Both the gift shop and restaurant are not overly priced and offer good quality products.
Travellers Oasis was by far my favourite hostel in Australia. It's just five minutes from Cairns's main drag but is a haven of peace. The rooms are colourful, the kitchens and bathrooms clean, and the owners and staff incredibly helpful and friendly. My A$42/night single room was wonderful after a day's snorkelling on the reef!
If you are in a wheelchair, book your trip to the reef on a flat decked catamaran! The ride out is quite smooth and easy for the disabled and if you can't snorkel, the staff may be able to help you into a semi-submersible to view all the wonderful life on the reef. They helped me do it!
Also, the train to the Kuranda rainforest is completely wheelchair friendly, as is the cable car, if you want to try that on the way back!

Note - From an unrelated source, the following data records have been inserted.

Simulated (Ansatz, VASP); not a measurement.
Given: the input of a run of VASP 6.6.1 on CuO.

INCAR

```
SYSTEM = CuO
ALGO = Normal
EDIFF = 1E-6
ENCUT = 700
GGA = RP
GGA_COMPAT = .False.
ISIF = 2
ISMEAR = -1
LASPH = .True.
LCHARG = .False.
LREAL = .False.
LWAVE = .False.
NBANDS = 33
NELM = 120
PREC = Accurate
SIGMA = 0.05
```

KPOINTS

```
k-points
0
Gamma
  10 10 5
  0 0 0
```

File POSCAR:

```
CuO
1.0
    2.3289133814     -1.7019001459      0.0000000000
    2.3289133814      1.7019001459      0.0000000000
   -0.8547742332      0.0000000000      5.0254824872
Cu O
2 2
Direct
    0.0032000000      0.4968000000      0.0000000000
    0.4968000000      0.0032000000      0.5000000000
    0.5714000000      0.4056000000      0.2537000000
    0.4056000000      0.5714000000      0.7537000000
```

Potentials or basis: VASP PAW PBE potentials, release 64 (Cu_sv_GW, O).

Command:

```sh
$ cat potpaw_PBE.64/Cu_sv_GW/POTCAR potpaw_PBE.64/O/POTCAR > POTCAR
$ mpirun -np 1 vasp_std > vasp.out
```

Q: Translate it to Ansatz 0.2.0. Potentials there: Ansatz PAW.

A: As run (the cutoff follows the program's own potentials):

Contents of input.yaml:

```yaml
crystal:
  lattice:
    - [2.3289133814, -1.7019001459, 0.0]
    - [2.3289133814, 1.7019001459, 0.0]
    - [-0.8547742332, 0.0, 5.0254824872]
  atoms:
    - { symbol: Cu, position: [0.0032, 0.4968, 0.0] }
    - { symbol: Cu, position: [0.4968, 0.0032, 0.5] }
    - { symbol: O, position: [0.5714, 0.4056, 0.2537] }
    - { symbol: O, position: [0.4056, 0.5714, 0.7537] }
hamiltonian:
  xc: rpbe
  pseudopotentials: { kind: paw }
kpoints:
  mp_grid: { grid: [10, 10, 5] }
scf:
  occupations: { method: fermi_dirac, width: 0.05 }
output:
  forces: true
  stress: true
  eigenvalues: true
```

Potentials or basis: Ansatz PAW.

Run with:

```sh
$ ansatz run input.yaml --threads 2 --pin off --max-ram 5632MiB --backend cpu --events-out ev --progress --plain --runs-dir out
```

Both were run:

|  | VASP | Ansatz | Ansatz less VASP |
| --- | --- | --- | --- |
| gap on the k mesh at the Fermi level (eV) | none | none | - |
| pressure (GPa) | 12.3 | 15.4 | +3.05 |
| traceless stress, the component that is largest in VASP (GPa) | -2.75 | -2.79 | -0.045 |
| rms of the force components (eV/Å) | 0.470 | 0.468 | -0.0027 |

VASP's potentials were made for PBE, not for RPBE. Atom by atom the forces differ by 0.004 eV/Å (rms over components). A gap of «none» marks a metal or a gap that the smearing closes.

In Australia the star of the show is the Great Barrier Reef. The only living organism visible from space is in fact a collection of corals, living and growing in the shallow seas and forming hundreds of reefs which stretch 1,430 miles along the Queensland coast, home to thousands of fish and plants.
As a first-time snorkeller, I swam from pristine sandy beaches and from the dive platform of the Coral Princess into another world so beautiful it takes your breath away – especially when your snorkel’s on the wrong way round and you swallow half the Coral Sea! Unforgettable.